How to find your MAC address

Finding your MAC address is quick on every major platform. Note that if your device uses MAC randomization (covered below), the address shown in your Wi-Fi network details may be a private, per-network value rather than the burned-in hardware address.

Windows

There are two reliable methods on Windows 10 and 11:

  1. Press Windows + R, type cmd, and press Enter.
  2. In the Command Prompt, type ipconfig /all and press Enter.
  3. Find your adapter (for example "Wireless LAN adapter Wi-Fi") and read the value next to Physical Address, shown in hyphen notation like 00-1A-2B-3C-4D-5E.

Alternatively, open Settings → Network & internet, click your active connection, and scroll to the hardware properties, where the MAC address is listed alongside the IP details. The command getmac /v also prints a clean list of every adapter and its MAC.

macOS

  1. Open System Settings (or System Preferences on older versions).
  2. Go to Network and select your active interface, such as Wi-Fi.
  3. Click Details (or Advanced) and open the Hardware tab; the MAC address is shown there.

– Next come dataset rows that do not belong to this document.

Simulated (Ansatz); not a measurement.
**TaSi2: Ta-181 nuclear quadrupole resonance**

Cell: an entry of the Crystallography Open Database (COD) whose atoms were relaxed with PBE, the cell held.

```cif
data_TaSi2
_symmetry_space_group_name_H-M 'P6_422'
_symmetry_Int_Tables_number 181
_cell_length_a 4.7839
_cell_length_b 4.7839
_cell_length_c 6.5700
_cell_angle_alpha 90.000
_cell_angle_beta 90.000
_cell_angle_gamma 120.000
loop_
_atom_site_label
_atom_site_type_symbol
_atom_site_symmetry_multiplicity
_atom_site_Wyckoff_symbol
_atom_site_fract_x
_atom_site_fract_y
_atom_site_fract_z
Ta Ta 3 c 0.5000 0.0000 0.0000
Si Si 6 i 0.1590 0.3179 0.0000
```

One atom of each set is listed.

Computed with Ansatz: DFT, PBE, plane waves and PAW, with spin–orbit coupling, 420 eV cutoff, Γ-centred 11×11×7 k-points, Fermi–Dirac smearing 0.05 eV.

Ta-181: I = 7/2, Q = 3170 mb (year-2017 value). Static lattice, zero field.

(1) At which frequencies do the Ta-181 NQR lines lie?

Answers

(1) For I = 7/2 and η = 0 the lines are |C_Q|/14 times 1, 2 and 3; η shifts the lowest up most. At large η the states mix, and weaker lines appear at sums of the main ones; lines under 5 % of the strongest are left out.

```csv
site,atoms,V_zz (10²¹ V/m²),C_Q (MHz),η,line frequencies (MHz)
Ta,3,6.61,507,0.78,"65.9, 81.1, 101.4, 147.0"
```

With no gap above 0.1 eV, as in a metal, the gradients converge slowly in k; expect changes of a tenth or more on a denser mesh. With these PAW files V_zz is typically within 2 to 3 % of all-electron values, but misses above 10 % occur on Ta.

From the Terminal you can also run ifconfig en0 | grep ether (Wi-Fi is usually en0 on laptops). The value after ether is your MAC address.

iPhone and iPad (iOS / iPadOS)

  1. Open Settings → General → About and look for Wi-Fi Address. This is the device's underlying hardware MAC.
  2. To see the address actually used on a given network, open Settings → Wi-Fi, tap the (i) next to the network, and read the Wi-Fi Address there. With "Private Wi-Fi Address" enabled, this will be a randomized value specific to that network.

Android

  1. Open Settings → About phone (or About device) and look under Status for the Wi-Fi MAC address.
  2. For the per-network value, open Settings → Network & internet → Wi-Fi, tap the connected network, and view its details. Android labels its randomized option "Use randomized MAC" or "Use device MAC".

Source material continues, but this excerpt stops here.